Group seeks to preserve Forks of the Road site
Published 12:11 am Sunday, September 15, 2013
NATCHEZ — Once the site of the second-largest slave market in the United States, the Forks of the Road is now partially home to 24 townhouses.
Built in 2012 by Chartre Consulting of Oxford, the Old Bridge Place townhouses were meant to be the first phase of a multi-phase project to build affordable, non-government housing in the area.
But the location of the townhouses — the site of the antebellum R.H. Elam slave market, known as the Forks of the Road — has always been a sore point for some, and now they’re asking the Natchez Planning Commission and the Natchez Board of Aldermen to stop a second phase of the project. The second phase includes 12 single-family units with a single, semi-circular driveway that exits onto D’Evereux Drive.
Friends of the Forks of the Road Coordinator Ser Seshsh ab Heter-C.M. Boxley said he would request that the planning commission not rezone the property for single-family dwellings, and that he has asked the Mississippi Department of Transportation to deny the project access to MDOT’s right-of-way on D’Evereux Drive.
“At this stage, it is really a desperate effort to save a little piece of the site,” Boxley said. “Any more development is further desecrating the 8 acres of the R.H. Elam slave market. My protest there is an effort to see if the city will come to some kind of positive position about preserving the rest of the land out there, about not having it destroyed.”

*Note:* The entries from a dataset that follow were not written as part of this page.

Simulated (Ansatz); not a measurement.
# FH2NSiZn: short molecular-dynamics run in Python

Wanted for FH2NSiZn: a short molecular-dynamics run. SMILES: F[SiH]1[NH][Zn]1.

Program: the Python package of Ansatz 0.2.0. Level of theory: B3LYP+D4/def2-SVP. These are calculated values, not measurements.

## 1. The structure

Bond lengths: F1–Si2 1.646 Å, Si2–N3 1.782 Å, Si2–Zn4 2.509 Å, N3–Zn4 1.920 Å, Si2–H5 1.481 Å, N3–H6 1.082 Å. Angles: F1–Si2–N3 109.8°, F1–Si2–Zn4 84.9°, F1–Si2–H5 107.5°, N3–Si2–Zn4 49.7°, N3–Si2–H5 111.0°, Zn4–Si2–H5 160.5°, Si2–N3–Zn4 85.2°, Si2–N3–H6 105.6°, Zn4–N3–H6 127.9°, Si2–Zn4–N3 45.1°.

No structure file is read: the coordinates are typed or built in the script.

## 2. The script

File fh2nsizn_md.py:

The development would likewise disturb the historic roadbed of the Old Washington Road, which was the original terminus of the historic Natchez Trace, Boxley said.
The National Park Service has completed a multi-year study to determine that the Forks of the Road site should ultimately be a part of the Natchez National Historical Park, Superintendent Kathleen Jenkins said, but the NPS is waiting for Congress to create the legislation that will declare the Forks a part of the park.
“I am in complete agreement that my preference would be that there not be development there,” Jenkins said. “I would have much preferred to have seen a significant archeological project that could yield information about the site, but I don’t know of any authority that could compel that to happen at this point. For phase I (Chartre) allowed the NPS to pay to bring archeologists in, but literally they were running ahead of bulldozers — it was far from methodical and scholarly.”
Gathering information about the Forks site has been difficult, Jenkins said, because until the last decade many people were not aware of it, and the area that Chartre used for phase I had been so disturbed during the 20th century that very few artifacts from the 19th century could be found.
Archeological work on the site of the second phase — it if happens — will be hindered by the fact that the area is covered with trees and a heavy stand of kudzu, she said.
“You can’t really get to it until you get heavy equipment in there,” she said.
Jenkins noted that Chartre had worked with city officials to try to find other areas to develop at the desired scale, but had been unable to do so. Even if Chartre had been able to find those areas, the company would have had to sustain the operating loss of not using the Forks site.
“I understand why they are doing what they are doing at this point, but I have a lot of disappointments and regrets about it,” Jenkins said.
The second phase of the project will take up approximately half of the remaining Forks site, Jenkins said, but she is hopeful the NPS will be able to work with Chartre to develop a Forks of the Road site, maybe near the bridge from which the Old Bridge Place townhouses take their name.
“In a perfect world, we could have a 16-acre site for a site of conscience that would educate people from around the world about slavery, but if we can protect small parts of it, that is a starting point,” she said.
Boxley said the preservation of the Forks site could also be used to direct a growing industry of historic tourism that focuses on slavery. One group has plans to eventually build a boat to sail up the Mississippi River from New Orleans on a slaver tour, he said.
“If they are able to do that, what will (the tour) be able to embrace when it gets to Natchez?” Boxley said. “There’s a futuristic view here that is not in view of the government leadership in Natchez.”
Chartre Consulting spokesman David Kelly did not return phone messages left for him last week.